Pic shows Emma Carroll, ISPCA Inspector, Michael Creed TD,Minister for Agriculture, Food and the Marine and Alice Lacey, ISPCA Inspector with Pecan, Almond and Hazel
The Animal Health and Welfare Act (AHWA) came into force three years ago on 6th March 2014. Since then the ISPCA National Animal Cruelty Helpline has received over 53,000 calls.
ISPCA Inspectors have carried out 11,065 investigations and over 2,795 animals were seized or surrendered. A total of 92 prosecutions have been initiated, 25 of which have been finalised in court to-date.
The Irish Society for the Prevention of Cruelty to Animals (ISPCA) is today highlighting the constant demand on resources and the difficult and often horrific scenes of animal neglect and abuse encountered by ISPCA Animal Welfare Inspectors. With 90% of ISPCA income received from public donations and through gifts in wills, the ISPCA rely heavily on public support to continue their vital work preventing animal cruelty and alleviating animal suffering.
Today the ISPCA launched their 2016 Inspectorate Report at the Department of Agriculture which focuses primarily on animal cruelty prosecutions initiated by the ISPCA which were finalised in the courts in 2016.
The report outlines 16,312 calls were made to the National Animal Cruelty Helpline resulting in over 3,200 investigations, 995 animals were seized or surrendered, 32 prosecutions initiated resulting in 15 finalised in court, compared to nine in 2015.

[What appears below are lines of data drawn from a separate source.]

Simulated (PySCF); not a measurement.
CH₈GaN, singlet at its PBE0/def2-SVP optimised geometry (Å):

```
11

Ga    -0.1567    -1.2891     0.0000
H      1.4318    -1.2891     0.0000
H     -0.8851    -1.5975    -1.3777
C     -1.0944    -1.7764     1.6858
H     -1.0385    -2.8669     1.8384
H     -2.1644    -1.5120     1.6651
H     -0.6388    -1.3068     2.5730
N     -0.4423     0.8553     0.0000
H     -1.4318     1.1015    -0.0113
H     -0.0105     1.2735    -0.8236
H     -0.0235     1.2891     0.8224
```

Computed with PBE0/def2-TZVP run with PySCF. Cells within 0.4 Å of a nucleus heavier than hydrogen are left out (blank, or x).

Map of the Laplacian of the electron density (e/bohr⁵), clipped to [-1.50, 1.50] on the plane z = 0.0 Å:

ISPCA CEO Dr Andrew Kelly said, “The Animal Health and Welfare Act 2013 which came into force three years ago was a significant step forward for animal welfare in Ireland, but like any legislation it is only as good as its enforcement. Our Inspectors became authorised officers under the AHWA in May 2014 and since then have used their statutory powers effectively to deal with animal neglect, cruelty and abuse. In 2016 alone, our Inspectors initiated 32 prosecutions and saw 15 finalised in court with successful conclusions. Although we would like to see stronger penalties for animal cruelty to act as a deterrent, we would like to get the message across that all animal owners and anyone who looks after animals have a legal obligation to provide them with their welfare needs. Failure to do so will result in them being held to account. The ISPCA will not tolerate animal cruelty and will do all that we can to stamp it out in Ireland. However, we currently only have eight Inspectors covering 17 counties. Our resources are stretched to breaking point and we need more Inspectors on the ground dealing with animal cruelty. Our aim is to recruit enough Inspectors to cover the whole of the country and we would like to appeal to the animal loving public to help us with this work.
"I would like to take this opportunity to ask the Government to support the ISPCA in our fight against animal cruelty both financially and through legislation. As our services increasingly become stretched to capacity I would also like to call upon the Irish public to continue to support the good work of the ISPCA in any way that they can - by looking at our website to make a single donation or consider becoming regular donors."
Minister Michael Creed, who officially launched the Inspectorate Report on behalf of the ISPCA said: “The Department of Agriculture Food and the Marine fully supports the ISPCA Inspectorate team and congratulates them on their work investigating allegations of animal cruelty to domestic animals. The Animal Health and Welfare Act 2013 (which provides for authorisation of ISPCA Inspectors) is now three years in operation and I look forward to the ISPCA’s continuing engagement with my Department in order to ensure that animals are protected and that those responsible for neglecting, abusing or cruelly treating animals will be dealt with robustly. I would like to remind any person who owns or keeps animals that the Animal Health and Welfare Act places a legal responsibility on them to provide for the welfare needs of all animals”.